LightOn AI · 2026-04-21 · notable
DenseOn & LateOn — New BEIR Records at 149M Parameters, Fully Open
LightOn releases two 149M-parameter retrieval models: LateOn (ColBERT, 57.22 BEIR) sets a new record for any sub-150M model and beats all previous ColBERT models; DenseOn (dense, 56.20 BEIR) is the first sub-150M model to clear 56. Both Apache 2.0, full training data open.
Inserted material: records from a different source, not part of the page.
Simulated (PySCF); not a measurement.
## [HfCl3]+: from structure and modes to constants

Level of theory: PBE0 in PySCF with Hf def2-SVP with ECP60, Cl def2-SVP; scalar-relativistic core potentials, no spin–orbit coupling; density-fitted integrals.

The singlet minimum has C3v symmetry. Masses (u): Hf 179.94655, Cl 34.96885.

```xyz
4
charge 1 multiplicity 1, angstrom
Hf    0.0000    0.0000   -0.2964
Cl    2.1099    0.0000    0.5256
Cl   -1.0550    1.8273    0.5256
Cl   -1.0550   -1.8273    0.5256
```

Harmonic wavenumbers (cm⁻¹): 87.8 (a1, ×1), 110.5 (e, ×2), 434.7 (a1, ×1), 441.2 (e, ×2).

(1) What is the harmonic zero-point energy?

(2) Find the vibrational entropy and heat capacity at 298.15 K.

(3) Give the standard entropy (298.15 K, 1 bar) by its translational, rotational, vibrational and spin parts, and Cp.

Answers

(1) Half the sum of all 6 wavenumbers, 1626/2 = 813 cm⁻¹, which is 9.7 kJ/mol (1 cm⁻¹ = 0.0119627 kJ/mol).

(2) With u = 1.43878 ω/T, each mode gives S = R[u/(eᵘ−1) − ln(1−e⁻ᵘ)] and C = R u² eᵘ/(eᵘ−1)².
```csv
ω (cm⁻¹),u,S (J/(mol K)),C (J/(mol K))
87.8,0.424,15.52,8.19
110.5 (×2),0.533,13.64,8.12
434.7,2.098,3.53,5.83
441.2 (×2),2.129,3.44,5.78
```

Two 149M-parameter retrieval models from LightOn AI set new BEIR records — the smallest ColBERT and dense models to reach these scores.
Key specs
| License | Apache 2.0 |
|---|---|
| Parameters (each) | 149M |
| Late on beir ndcg@10 | 57.22 |
| Dense on beir ndcg@10 | 56.20 |
| Late on decontaminated beir | 60.36 |
| Dense on decontaminated beir | 57.71 |
What is it?
LightOn AI released two open-source text retrieval models built on ModernBERT at 149M parameters each. LateOn is a multi-vector (ColBERT-style) retrieval model scoring 57.22 BEIR NDCG@10 — the first ColBERT model and the first sub-150M model of any type to break 57. DenseOn is a single-vector (dense) retrieval model scoring 56.20 — the first sub-150M model to clear 56, outperforming models up to 4× larger. Both are Apache 2.0 with full pre-training data, fine-tuning data, and decontaminated benchmark sets published.
How does it work?
Both models use ModernBERT-base as the backbone. LateOn is trained via the PyLate ColBERT framework, producing per-token embeddings (128-dimensional) scored with MaxSim late-interaction — capturing fine-grained query-document term overlap without an extra reranking pass. DenseOn produces a single 768-dimensional sentence embedding per document, scored via cosine similarity. Pre-training used 665M curated query-document pairs; fine-tuning used 1.69M contrastive pairs with hard negatives. Decontamination analysis shows both models improve on held-out test sets after removing training-set overlap, confirming genuine generalization.
Why does it matter?
For RAG pipelines, retrieval model size directly affects latency, memory, and per-query cost. 149M-parameter models at FP32 fit in roughly 600 MB — deployable alongside a generation model on a single GPU. Getting ColBERT-quality retrieval at 149M previously required 600M+ parameter models. The full data transparency (training data, decontaminated evals) is unusual and makes these results more reproducible than most retrieval model releases.
Who is it for?
Teams building RAG or semantic search pipelines who need high-recall retrieval without a large model footprint.
Try it
pip install sentence-transformers pylate # then: SentenceTransformer('lightonai/DenseOn')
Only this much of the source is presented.